An amendment that changes only the legal theory of the action will relate back. 3 Moore’s Federal Practice, § 15.15[3], p. 1028, and cases cited therein. It is equally clear that an amendment that adds another claim arising out of the same transaction or occurrence will relate back. 3 Moore’s Federal Practice, § 15.15 [3], p. 1029, and eases cited therein.
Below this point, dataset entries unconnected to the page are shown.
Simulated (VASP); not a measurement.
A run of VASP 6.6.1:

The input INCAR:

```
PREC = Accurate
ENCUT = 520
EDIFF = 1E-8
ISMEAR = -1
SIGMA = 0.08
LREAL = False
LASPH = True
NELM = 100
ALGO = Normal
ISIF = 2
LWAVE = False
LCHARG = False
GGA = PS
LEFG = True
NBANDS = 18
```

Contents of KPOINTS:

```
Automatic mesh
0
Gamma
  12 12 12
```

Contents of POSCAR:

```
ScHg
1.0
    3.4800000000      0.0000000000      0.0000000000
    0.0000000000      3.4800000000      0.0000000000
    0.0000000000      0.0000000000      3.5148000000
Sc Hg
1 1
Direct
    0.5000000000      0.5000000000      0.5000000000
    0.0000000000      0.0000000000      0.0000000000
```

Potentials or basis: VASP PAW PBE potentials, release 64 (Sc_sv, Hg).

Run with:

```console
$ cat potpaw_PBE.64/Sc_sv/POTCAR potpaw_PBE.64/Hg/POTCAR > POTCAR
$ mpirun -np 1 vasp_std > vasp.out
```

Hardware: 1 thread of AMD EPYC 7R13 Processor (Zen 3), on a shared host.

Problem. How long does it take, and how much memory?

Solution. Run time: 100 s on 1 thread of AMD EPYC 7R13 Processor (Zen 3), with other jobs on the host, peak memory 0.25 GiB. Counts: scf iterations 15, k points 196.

In the instant case, the proposed second amended complaint seeks to substitute an indebtedness on account of goods sold and delivered for a judgment indebtedness covering substantially the same account because the judgment was subsequently set aside. The amount sought is slightly different due to accrued interest and credits allowed to a subsequent date. Additionally, the proposed second amended complaint pleads with more particularity the facts rendering the directors personally liable for the debts of the corporation by reason of their failure to file the annual statement. In short, the proposed amendment *16seeks to substitute the underlying account indebtedness for the judgment indebtedness that was subsequently vacated, and to perfect the basis of personal liability.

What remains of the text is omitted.